Refugee Rights Europe says refugees and migrants in northern French city are at risk of imprisonment, deportation, and even death.
Refugees and migrants in the northern France are being held in such poor conditions by French authorities, that some have gone on hunger strike or have attempted suicide, according to the aid group, Refugee Rights Europe.
The North of France, particularly the city of Calais, is home to thousands of refugees, many of whom are sleeping rough or in ad-hoc shelters after the destruction by French authorities of the ‘jungle’ camp in 2016.
Home to a ferry port and Eurotunnel line, which connect mainland Europe to the UK, Calais has become the primary destination for refugees and migrants hoping to cross the English Channel.
French authorities, however, maintain tight security measures, meaning those wanting to cross either have to bide their time in Calais, or make risky attempts to smuggle themselves on to boats or trucks heading to England.
“This form of bottle-neck scenario has been unfolding in Northern France for decades, characterised by precarity, rough-sleeping, dangerous and unauthorised border-crossings, and a heavy-handed police response,” said RRE’s Marta Welander.
The desperation to cross, which is exacerbated by conditions in Calais, can often be fatal.
In March, a 19-year-old Ethiopian national named Kiyar, died after boarding a lorry on its way to England.
Between 1997 and 2017, at least 197 people died trying to reach the shores of England, with the number believed to be much higher because many deaths go unreported, according to RRE.
While in Calais and its surrounding areas, refugees complain of poor conditions inside detention centres and outside.
Since the destruction of the ‘jungle’ camp, which was home to thousands of refugees, authorities have moved to ensure no new camps can form.
This policy has resulted in a cat and mouse situation between French security forces and the refugees. The refugees set up small tent camps, and officials move fast to demolish them.
On March 12, hundreds of people were left with nowhere to sleep when an encampment was destroyed by French police.
“There is no democracy in my country, there is no democracy here. There is no humanity here,” said one Eritrean youth sleeping rough in Calais for nearly a year.
RRE said, the policy meant aid groups were always struggling to provide care to those vulnerable, and supply them with essentials, such as sleeping bags, food, and tents.
Inside French detention camp in nearby Coquelles, conditions are seemingly not much better.
“I was in detention in Coquelles and they put me in a small cell. Everything was metal, the floor, ceiling, and a metal bed. They gave me two dirty blankets, and it was really cold. In one corner there was a toilet with a camera on top. It was an awful place,” said one Afghan man, who did not wish to be identified.
RRE said it was aware of a hunger strike, and several suicide attempts, as a result of conditions in the camps.
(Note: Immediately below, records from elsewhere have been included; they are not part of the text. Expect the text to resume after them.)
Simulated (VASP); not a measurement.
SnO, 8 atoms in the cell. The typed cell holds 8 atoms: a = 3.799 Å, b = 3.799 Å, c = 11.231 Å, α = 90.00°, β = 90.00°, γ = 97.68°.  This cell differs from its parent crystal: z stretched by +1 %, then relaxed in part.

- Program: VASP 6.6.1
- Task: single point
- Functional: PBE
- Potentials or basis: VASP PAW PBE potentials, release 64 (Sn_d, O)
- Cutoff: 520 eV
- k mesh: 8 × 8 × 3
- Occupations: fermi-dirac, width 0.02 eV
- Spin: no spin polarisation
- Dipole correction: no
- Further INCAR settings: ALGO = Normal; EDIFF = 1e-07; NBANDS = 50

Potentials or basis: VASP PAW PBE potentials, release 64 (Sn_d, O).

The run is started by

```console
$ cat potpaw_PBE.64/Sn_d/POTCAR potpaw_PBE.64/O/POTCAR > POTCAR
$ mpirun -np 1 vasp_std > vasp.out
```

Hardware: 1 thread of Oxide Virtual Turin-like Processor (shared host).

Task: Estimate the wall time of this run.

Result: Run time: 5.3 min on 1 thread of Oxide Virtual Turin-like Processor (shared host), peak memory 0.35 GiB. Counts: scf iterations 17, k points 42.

Welander said: “The tried and tested approach on the French side, combined with an undeniable failure on part of the British government to meaningfully facilitate safe and legal passage for prospective asylum-seeker…directly hinders an effective resolution to a detrimental and decades-long situation.”
Most of those in Calais come from countries that are experiencing wars, or are those escaping repression in their home countries.
The largest numbers come from Iraq, Afghanistan, Sudan, and east Africa, and while most are adult men, a considerable number are women and children.